HotComments: How to Make Program Comments More Useful?

Program comments have long been used as a common practice for improving inter-programmer communication and code readability, by explicitly specifying programmers' intentions and assumptions. Unfortunately, comments are not used to their maximum potential, as since most comments are written in natural language, it is very difficult to automatically analyze them. Furthermore, unlike source code, comments cannot be tested. As a result, incorrect or obsolete comments can mislead programmers and introduce new bugs later.

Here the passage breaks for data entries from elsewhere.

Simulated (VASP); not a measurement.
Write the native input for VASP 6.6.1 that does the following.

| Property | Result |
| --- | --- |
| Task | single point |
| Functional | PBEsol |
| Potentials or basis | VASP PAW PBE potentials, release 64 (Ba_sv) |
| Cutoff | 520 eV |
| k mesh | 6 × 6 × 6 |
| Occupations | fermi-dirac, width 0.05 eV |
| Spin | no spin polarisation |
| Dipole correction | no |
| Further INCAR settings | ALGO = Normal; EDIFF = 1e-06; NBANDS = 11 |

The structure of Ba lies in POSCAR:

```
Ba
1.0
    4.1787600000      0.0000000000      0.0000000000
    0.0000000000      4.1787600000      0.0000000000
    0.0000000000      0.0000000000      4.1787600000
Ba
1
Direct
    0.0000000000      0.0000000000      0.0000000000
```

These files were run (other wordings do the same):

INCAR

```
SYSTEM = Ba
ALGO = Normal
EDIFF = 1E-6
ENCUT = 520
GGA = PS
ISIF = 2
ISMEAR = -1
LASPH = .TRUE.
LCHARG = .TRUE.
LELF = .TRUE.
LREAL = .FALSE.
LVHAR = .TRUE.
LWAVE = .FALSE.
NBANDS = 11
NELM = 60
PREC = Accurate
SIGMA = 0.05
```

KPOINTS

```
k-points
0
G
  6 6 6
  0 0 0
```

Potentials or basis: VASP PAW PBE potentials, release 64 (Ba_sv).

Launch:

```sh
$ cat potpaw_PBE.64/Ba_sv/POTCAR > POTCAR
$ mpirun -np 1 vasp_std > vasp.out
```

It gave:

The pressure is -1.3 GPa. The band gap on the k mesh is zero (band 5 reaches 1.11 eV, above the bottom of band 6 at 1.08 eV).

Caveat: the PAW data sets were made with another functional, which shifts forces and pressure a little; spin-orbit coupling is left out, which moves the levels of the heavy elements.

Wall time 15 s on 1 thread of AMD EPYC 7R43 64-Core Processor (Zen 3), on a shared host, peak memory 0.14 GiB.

This position paper takes an initiative to investigate how to explore comments beyond their current usage. Specifically, we study the feasibility and benefits of automatically analyzing comments to detect software bugs and bad comments. Our feasibility and benefit analysis is conducted from three aspects using Linux as a demonstration case. First, we study comments' characteristics and found that a significant percentage of comments are about “hot topics” such as synchronization and memory allocation, indicating that the comment analysis may first focus on hot topics instead of trying to “understand” any arbitrary comments. Second, we conduct a preliminary analysis that uses heuristics (i.e. keyword searches) with the assistance of natural language processing techniques to extract information from lock-related comments and then check against source code for inconsistencies. Our preliminary method has found 12 new bugs in the latest version of Linux with 2 already confirmed by the Linux Kernel developers. Third, we examine several open source bug databases and find that bad or inconsistent comments have introduced bugs, indicating the importance of maintaining comments and detecting inconsistent comments.